An Illustrated History of Ghosts (2022)

This is An Illustrated History of Ghosts (2022), by Adam Allsuch Boardman. Mr. Boardman is also a fan of Usborne’s All About Ghosts (I know this because a little illustration of the book appears in the bibliography in the back). Obviously, he is a fan of many other ghost books, but opening this thing for the first time was accompanied by such a firm feeling of…camaraderie? I struggle to describe in a way that doesn’t invoke Tod Browning’s Freaks. One of us, one of us. It was strange, but not unpleasant.

This is a much better and more thought-out overview of the subject than the Usborne book, honestly. Of particular note is the connection Boardman makes between hauntings and the Spiritualism movement. Which should have been obvious, probably, but years of pursuing ghost stories for their own sake really muddies the matter in my brain, and made this book into a powerful revelation about why we seek and see ghosts. I’ll get into that more on Thursday though, because it is even stronger in Boardman’s follow-up.

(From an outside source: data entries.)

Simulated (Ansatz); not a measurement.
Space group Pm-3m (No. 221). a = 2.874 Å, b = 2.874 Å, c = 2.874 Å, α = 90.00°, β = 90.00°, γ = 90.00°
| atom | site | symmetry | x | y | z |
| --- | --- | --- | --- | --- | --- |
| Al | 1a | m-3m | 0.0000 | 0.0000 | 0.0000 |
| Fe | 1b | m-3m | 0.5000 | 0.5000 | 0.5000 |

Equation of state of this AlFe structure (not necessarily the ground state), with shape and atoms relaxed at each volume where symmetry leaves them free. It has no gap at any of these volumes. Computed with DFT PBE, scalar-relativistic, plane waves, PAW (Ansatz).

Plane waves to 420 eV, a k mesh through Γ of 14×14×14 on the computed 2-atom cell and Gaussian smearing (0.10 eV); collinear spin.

Boardman’s art is straight-up fantastic. His style is fairly minimalist, concerned with flatness, color and design. He’s a graphic genius, really. The imagery is just, astoundingly rich, not just as entertaining images, but also as information delivery systems. As in comics, the art is just as important to the overall story here as the words. It’s very painstaking, I think, for his process, but makes for a light and insightful experience for the reader. You learn nearly through osmosis.